Given a set of hostnames, starting from the index page, Website Downloader will crawl through every webpage examining every link on them and saving them as local files. Links to external websites (with other hostnames) are not examined.
If you have the .NET Core SDK 3.0 (preview) installed you can run the project from the website-downloader
folder with the dotnet run -- --hostnames example.org,www.example.org
.
Otherwise, with a compiled binary, use website-downloader --hostnames example.org,www.example.org
.
This will start the crawling process on https://example.org/
(the first of the hostnames), and visit links to both hostnames in the crawling process.
Use --help
to list all program arguments you can pass:
Usage:
Flags:
--target-folder <folder-path>
--reuse-target-folder
--delete-target-folder
--hostnames <hostname1,hostname2>
e.g. --hostnames "example.org,www.example.org,example.com"
--request-protocol [http|https]
--quiet");
This is a .NET Core 3.0 project. .NET Core 3 is still in preview, but publicly available as such. You can install the .NET Core 3.0 preview.
As it is a .NET Core 3.0 console app project it is cross-platform, with an installed runtime or from a self-contained package that includes the .NET Core runtime.
To build the project use the dotnet
command line program or open the solution with Visual Studio 2019 and the .NET Core 3.0 SDK installed, open the solution and build it.

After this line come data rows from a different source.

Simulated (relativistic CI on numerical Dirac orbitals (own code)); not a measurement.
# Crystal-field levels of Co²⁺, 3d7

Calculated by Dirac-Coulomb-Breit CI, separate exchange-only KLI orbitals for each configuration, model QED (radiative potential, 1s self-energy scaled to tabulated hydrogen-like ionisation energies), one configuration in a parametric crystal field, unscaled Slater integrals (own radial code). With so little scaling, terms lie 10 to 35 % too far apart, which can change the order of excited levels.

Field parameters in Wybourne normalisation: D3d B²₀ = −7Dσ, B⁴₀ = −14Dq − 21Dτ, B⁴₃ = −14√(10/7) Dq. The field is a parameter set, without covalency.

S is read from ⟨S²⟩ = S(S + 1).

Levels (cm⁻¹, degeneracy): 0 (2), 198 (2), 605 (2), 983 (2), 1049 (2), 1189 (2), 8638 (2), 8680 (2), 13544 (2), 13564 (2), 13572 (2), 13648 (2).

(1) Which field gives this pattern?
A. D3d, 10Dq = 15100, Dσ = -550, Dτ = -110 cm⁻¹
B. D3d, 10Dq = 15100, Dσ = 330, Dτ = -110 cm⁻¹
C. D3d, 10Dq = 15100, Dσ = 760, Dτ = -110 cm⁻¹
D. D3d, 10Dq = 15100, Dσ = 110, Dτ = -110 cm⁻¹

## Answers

At the moment the class CrawlingDownloader
still has some specifics for handling Wordpress non-pretty page URLs and ignoring two URLs. These can be moved out as program arguments or a separate configuration. They could also still serve as a helper if you need to do adjustments as well.
The QueryMappedKeys
values are used to map /?cat=123
URLs to cat/123.html
files for example.
When the webserver responds with redirects in the HTTP responses there is no differentiation between server configured redirects without content, or redirects where the page still serves valid HTML content.
At the moment known redirecting URLs are stored in the Redirects
structure. So if you need to do something with them, or inspect them, you can use that.
With the --reuse-target-folder
flag passed the program can be run repeatedly, and it will reuse already downloaded webpage files instead of requesting them from the webserver again.
Furthermore, a cache is used to store program state/progress and knowledge metadata. This is implemented in the Cache
class.
In the working directory a cache
folder is created and cache files are stored with binary serialization of the known URLs, checked URLs, written files structures.
When the target folder is reused these cache files are also used to restore these structures across program starts. When the target folder does not exist or is being deleted (--delete-target-folder
) then no state data is loaded from the cache.
The crawling and downloading process is done in loops. It starts with the index page on the first hostname.
Then, in each loop, every known local URL is visited, the content downloaded and saved, and if it is a text/html
webpage it is examined for href
links. (This could be easily extended for other elements for example to include scripts, css and image files.)
For every loop iteration a progress bar is displayed with .....
representing placeholders, and xx...
and xxxxx
representing the filling of the progress bar. The progress is against the number of known local URLs which have not been examined yet, and proceeds when they are being examined.
At the moment there is no rate limiting. So be aware of any spam/request burst protection, monitoring and banning you may have implemented on your website.
The actions are synchronous, so the request rate is not very high overall. But given that you download a lot of pages/files depending on your website size, the overall count can be high.